There’s always a good language story to be had from Sweden. Keen to stress increasing sexual liberation across the country, a campaign has been launched to find a new word for something which currently doesn’t have its own term. The search is on for a word for female masturbation.

The Swedish Association for Sexuality Education launched a national search for a new word, and more than 1,000 suggestions poured in from the public. The list has now been narrowed down to 34 and next June the panel will decide whether ‘pulla’, ‘selfa’ or something else will emerge victorious.

Kristina Ljungros of the association said: “The absence of one commonly used word for female masturbation suggests that we still don’t have gender equality here in Sweden. Hopefully this is another step towards that.”

By this argument, the same could be said of England. An identical exercise could easily be carried out for this language, as it seems to be equally lacking linguistically in this respect.  A recent Huffington Post piece helpfully suggested flicking the bean, or air out of the orchid, which I think just confiirms that English is as backwards as Swedish when it comes to this linguistic oversight.

So can you see a campaign being launched in the UK to come up with a suitable term? No, me neither. I guess, like so many other aspects of our modern lives, well have to wait for the Swedes to lead the way. Let’s just hope they don’t let IKEA have the final say-so. Billy Bookcase anyone?

Grubering Set To Die Hard

Words can be incredibly powerful in the world of politics, so the US Republican party must be rubbing its hands together with glee at its linguistic triumph of the last few days.

Videos have emerged of economist Jonathan Gruber talking about President Obama’s flagship healthcare plan, known as Obamacare. Mr Gruber was one of the chief architects behind it, but in the videos, he is quoted as saying: “Lack of transparency is a huge political advantage. And basically, call it the stupidity of the American voter or whatever, but basically that was really, really critical for the thing to pass.” Subsequent videos of him citing the inability of Americans to understand the issues have emerged to really ram the point home.
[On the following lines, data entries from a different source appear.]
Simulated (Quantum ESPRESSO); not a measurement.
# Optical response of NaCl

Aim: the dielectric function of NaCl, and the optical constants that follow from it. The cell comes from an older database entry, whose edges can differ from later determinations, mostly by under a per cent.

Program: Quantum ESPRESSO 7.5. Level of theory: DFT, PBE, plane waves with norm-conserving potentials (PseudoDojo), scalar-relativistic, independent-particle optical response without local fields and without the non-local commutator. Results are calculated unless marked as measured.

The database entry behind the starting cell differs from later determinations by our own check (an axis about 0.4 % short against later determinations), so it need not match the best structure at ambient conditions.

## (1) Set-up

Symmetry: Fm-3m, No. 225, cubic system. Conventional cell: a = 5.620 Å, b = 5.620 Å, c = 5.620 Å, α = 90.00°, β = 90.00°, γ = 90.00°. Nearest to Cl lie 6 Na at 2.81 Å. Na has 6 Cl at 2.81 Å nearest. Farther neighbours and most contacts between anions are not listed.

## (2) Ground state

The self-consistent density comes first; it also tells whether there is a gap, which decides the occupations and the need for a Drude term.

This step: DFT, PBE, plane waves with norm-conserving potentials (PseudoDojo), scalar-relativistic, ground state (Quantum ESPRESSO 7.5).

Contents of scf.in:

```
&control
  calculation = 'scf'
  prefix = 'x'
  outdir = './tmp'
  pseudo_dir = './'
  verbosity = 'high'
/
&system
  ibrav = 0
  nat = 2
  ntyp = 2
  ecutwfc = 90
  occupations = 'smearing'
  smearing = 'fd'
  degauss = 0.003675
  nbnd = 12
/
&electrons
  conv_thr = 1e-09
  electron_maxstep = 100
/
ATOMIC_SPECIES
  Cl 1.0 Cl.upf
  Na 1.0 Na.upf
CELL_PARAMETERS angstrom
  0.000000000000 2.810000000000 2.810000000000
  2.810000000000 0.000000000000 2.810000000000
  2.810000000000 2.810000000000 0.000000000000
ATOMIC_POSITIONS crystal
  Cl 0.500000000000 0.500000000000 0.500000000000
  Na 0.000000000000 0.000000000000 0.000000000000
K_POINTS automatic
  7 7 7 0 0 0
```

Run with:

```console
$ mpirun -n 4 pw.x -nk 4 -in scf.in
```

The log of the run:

And so Grubering has been born. Defined as lying to sell a political policy, the word is exploding across social media and the internet, with the Republicans seizing on it with delight. Swiftly derivatives are appearing, such as gruberish and gruberism. In fact, a whole family of words summing up the concept of lying and deceit as a political weapon to get a political bill to pass has now emerged, and shows no sign of stopping.

Words can be very powerful political tools to encapsulate a debate, they become a simple tool of reference. If a word such as this can stick in people’s minds, it will instantly serve a purpose which a lengthy speech might struggle to encapsulate. Democrats will probably be grateful it has emerged now, rather than in an election cycle, when a word can have the power to influence the result. Nevertheless, they will be hoping the word will have run its course by the time the presidential race begins in 2016. But my hunch is that this is a word that might prove to have more durability than that.

Vape Wafts To Oxford Accolade

I’d been wondering more than usual this year as to what Oxford Dictionaries would announce as its word of the year. The reason is that I don’t think it has been a vintage year for words. I’ve been struggling to think of a new word coined this year that has really taken off, and this has been my least productive year since opening the virtual files of Wordability.

So it’s not a surprise that Oxford’s choice this year is not a word coined in 2014, and it’s not a surprise that the word was nigh on impossible to predict. The Oxford experts have plumped for Vape.

Vape is both a noun and a verb associated with electronic cigarettes. As a verb it means to inhale and exhale the vapour produced by an electronic cigarette, while the noun refers to either the electronic device itself or the act of inhaling or exhaling the vapour produced.

Explaining the choice, Judy Pearsall, Editorial Director for Oxford Dictionaries, said: “As vaping has gone mainstream, with celebrities from Lindsay Lohan to Barry Manilow giving it a go, and with growing public debate on the public dangers and the need for regulation, so the language usage of the word ‘vape’ and related terms in 2014 has shown a marked increase.” That marked increase has seen usage of the word more than double over the last 12 months.

Other contenders were Bae, a term of endearment for one’s partner; Budtender, someone who dispenses cannabis; Contactless, relating to payments taken from cards or phones; Indyref, the Scottish Referendum; Normcore, ordinary clothes worn as a fashion statement; and Slacktivism, online participation for a cause but requiring little effort.

The real question for me is whether Vape really sums up 2014? Recent choices like Selfie and Omnishambles really summed up the mood of the year, they were great choices because they acted as a commentary on the 12 months they represented.

I can’t feel the same about Vape. When I think about 2014, Vape will not come to mind as a word that really captures the mood and spirit of the age. Rather it serves as a reminder of one particular development. Nonetheless, it could be the best of a bad bunch, as not only have great new words not emerged, actually capturing a sense of what the year has been all about has been strangely elusive in 2014.

And maybe that makes Vape a better and more profound choice than I first realised. It’s kind of unreal, ethereal even, and fake. Maybe a year that has been hard to sum up deserves a word of the year that relates to something which is a replacement for the real thing.